It’s also possible to make deep and complex shortcuts. I made one called Next Small Thing that attempts to be a genuine project-based to-do list manager, with the unique feature of only showing you the next available task, so as not to overwhelm you — a feature that tends to only be available in overwhelming to-do apps.
The most complex shortcut I’ve made so far is called Drinking Buddy. It logs your alcohol consumption and gives you a rolling calculation of your Blood Alcohol Level, which you can optionally record to Apple's Health app. It started simple, but I kept tinkering, and before long I had something almost app-like.
A Touch Painful on Reentry
But shortcuts are not apps, as you will be constantly reminded when using them. They feel most app-like when run from their Today View widgets, like Drinking Buddy above. Alas, just as often, you’ll see their alerts and menus presented over the Shortcuts library, or even over the actual guts of the shortcut.

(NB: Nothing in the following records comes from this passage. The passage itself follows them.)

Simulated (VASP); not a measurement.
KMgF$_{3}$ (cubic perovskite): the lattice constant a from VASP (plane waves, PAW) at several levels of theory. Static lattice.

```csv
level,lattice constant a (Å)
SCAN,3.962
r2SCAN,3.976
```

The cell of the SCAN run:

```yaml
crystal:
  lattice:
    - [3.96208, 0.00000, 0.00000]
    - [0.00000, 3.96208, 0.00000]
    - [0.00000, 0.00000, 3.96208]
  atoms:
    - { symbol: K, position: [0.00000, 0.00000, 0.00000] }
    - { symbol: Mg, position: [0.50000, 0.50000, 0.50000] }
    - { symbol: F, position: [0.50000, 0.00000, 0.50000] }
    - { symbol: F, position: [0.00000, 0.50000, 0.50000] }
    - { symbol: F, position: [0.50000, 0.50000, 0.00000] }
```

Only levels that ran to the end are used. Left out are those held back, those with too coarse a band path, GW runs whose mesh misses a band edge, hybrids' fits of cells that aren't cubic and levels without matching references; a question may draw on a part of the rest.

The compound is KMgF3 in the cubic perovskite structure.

Shortcuts can be a bit brittle, and tricky to troubleshoot. Living with them can feel a bit like breakfast with Wallace & Gromit, where the trappings and mechanisms of your automation are dangling in plain view, and you may spend more time tinkering with them than you ostensibly save by using them.
The power of Shortcuts to tie apps together can be both a strength and a limitation. One of my favorite shortcuts is also one that you’re least likely to try out, because it requires up to four apps and services to work. I use Gear Checklist to build custom checklists for all my photo and video shoots. Based off a master equipment list stored in either iCloud Drive or Bear, you select a project name and prep date, and then pick which items you need for the shoot. The shortcut then creates a project in Things, my to-do list app of choice. But to do so, it relies on the aforementioned Drafts, and an extension to Drafts called Things Parser. If you’re willing to install all this stuff and configure it, you, too, can conveniently create photo gear checklists at the touch of a button.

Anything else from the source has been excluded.